For the second part of our series, we interviewed Leanne Wright - a Canadian DJ and broadcaster who moved to the UK during the 90’s, who has an immense knowledge on the history of UK music. Alongside her monthly show on Worldwide FM, she’s a curator and producer working beside artist Robi Walters in his Soho gallery on the corner of Silver Place, placed next to our London store. Leanne worked at Portobello Road’s Honest Jon’s record store in the 90s, featured on the list of the world’s best record stores. She helped design record covers and club flyers for West London and Broken Beat producers, including Benji B’s Deviation, Gilles Peterson’s Brownswood and Charlie Dark’s Blacktronica logos.

Read our conversation below.


Can you tell us about where you are from and what you do?
I’m originally from a (very) small town in Ontario, Canada but I’ve lived in London for over 15 years. Canada is my home; London is my hometown.

I’m so fortunate to be able to submerge myself in two creative spheres I love - art and music.
I work with London-based artist Robi Walters in his Soho gallery - curating exhibitions and overseeing special projects and collaborations.

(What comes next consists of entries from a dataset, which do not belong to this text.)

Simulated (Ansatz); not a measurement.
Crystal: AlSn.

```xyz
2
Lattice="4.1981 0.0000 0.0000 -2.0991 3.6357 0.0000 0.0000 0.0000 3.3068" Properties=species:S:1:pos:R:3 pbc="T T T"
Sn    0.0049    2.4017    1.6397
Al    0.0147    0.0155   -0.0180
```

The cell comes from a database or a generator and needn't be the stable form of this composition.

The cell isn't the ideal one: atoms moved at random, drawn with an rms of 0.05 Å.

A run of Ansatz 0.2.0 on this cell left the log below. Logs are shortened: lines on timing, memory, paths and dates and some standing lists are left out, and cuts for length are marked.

I’m also a DJ and broadcaster. I've had a monthly show on Worldwide FM since it launched around four years ago. Recently, I've been producing audio documentaries.


Who were your main influences growing up?
My main influences growing up were my parents - especially my dad; a playful dreamer, writer and passionate conservationist. He taught my sister and I a deep respect for the planet and the people we have the honour of sharing it with.

Musically though when I first came to London to visit friends (in the early 90’s), they took me to a rave. Like a proper meet at a petrol station off the M25 and drive to a barn in a field kind of deal. I’d never heard nor experienced ANYTHING like it. It blew my head off! I’ve pretty much been here ever since.

I’ll always be so thankful I was in London to experience Jungle and Broken Beat at the time they happened. While most music comes and goes in waves and cycles, the energy of these two scenes has been like nothing else.


How did your career start and where?
I guess it began in my teens; tuning into college and late night radio stations and creating mixtapes, drawing, sewing, making. I had a room in the attic of our house so I could make noise and mess and stay up late. I’m still a night person - it's when I feel most creative.

Once I moved to London, I found my community through music. I was living in West London and working behind the counter at Honest Jons in the late 90’s and was also helping a DJ called Patrick Forge on his radio show on Kiss FM. At the same time, Robi and I were also designing record covers and club flyers for all of the West London/Broken Beat producers and we created Benji B’s Deviation, Gilles Peterson’s Brownswood and Charlie Dark’s Blacktronica logos.

It’s the London sound that informs and feeds me - underground, electronic ‘dance’ music that's been touched or fed through the filter of sound system culture. It’s what makes London so unique.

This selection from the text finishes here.